This is part I of Big Data Overview Blogs for developers :
- Part I : What is Big Data, What is Hadoop and Hadoop Ecosystem, managing Hadoop Cluster.
- Part II : Data Ingestion in Hadoop
- Part III : Data Access And Analysis in Hadoop
What is big data?
Technology usage has grown exponentially in last two decades. This naturally has increased the amount of information being collected from usage of these technologies. Source of these large volume of data spans from websites, apps, mobiles, software tools to drones, chips, automobiles and everything on planet which uses technology in any way. And with increase in usage of technology, this is only going to go upwards. And this forms the basis of definition of big data, it refers to trend in data that is too diverse (Variety), high speed (Velocity), and massive (Volume) for traditional technologies, infrastructure and skills to process with efficiency. If this V3 (Variety, Velocity, Volume) data is to be made useful, it would require skills and resources. This is an emerging field and below is the overview of some technologies popular in big data circles.
What is Apache Hadoop?
Apache Hadoop is a open source software platform for distributed storage and distributed processing of big data on computer clusters. These cluster of machines use a distributed file system called Hadoop Distributed File System (HDFS) for data storage. It also uses programming model called MapReduce for distributed processing of data. Hadoop includes a component called YARN (acronym for Yet Another Resource Negotiator) which handles the task of managing cluster resources and scheduling applications in the cluster. There is another piece called Hadoop Common which consists of common libraries and utilities used by other modules. These 4 components : HDFS, MapReduce, YARN and Common form the base Apache Hadoop framework.
It refers to technologies which utilize capabilities of one or more core components of Hadoop and provide comprehensive system for either data ingestion, processing or analysis. Example of one such technology is Apache Sqoop which uses provides utilities to import and export data from HDFS. In this blog, we will cover Ambari, and more information will be covered in upcoming blogs in this series.

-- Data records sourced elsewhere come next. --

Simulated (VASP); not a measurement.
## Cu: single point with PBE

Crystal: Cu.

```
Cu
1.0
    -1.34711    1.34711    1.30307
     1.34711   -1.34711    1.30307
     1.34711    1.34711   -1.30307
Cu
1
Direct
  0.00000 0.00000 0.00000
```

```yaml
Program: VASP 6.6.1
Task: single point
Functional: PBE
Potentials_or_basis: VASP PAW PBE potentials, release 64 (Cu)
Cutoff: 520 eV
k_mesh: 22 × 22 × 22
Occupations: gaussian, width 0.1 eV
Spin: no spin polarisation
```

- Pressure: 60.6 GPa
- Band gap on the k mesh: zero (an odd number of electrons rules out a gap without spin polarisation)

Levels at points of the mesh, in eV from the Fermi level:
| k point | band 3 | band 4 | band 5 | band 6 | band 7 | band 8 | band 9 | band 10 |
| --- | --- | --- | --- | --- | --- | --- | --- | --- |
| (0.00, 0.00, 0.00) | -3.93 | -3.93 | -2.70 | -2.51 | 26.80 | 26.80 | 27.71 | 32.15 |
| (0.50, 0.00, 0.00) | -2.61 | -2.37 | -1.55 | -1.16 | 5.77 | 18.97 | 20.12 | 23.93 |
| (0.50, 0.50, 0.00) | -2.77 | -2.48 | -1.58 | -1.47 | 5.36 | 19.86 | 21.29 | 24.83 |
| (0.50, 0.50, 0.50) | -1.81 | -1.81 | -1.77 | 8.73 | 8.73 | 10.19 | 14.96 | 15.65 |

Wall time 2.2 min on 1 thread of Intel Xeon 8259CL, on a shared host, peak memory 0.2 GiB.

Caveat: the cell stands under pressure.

Ambari is an open source web tool aimed at managing, monitoring and provisioning of Hadoop clusters. It uses REST APIs to communicate to services installed in the clusters and these APIs can also be integrated with other applications to use Ambari capabilities. It provides features such as :
- Installing hadoop services across large number of nodes in cluster (Provisioning)
- Managing configuration for these services based on node (Provisioning/Managing)
- Provide ability to start, stop services on single node or entire cluster (Managing)
- Metrics Collection and Alerting features are provided using Ambari’s Metrics System and Alerts Framework. (Monitoring)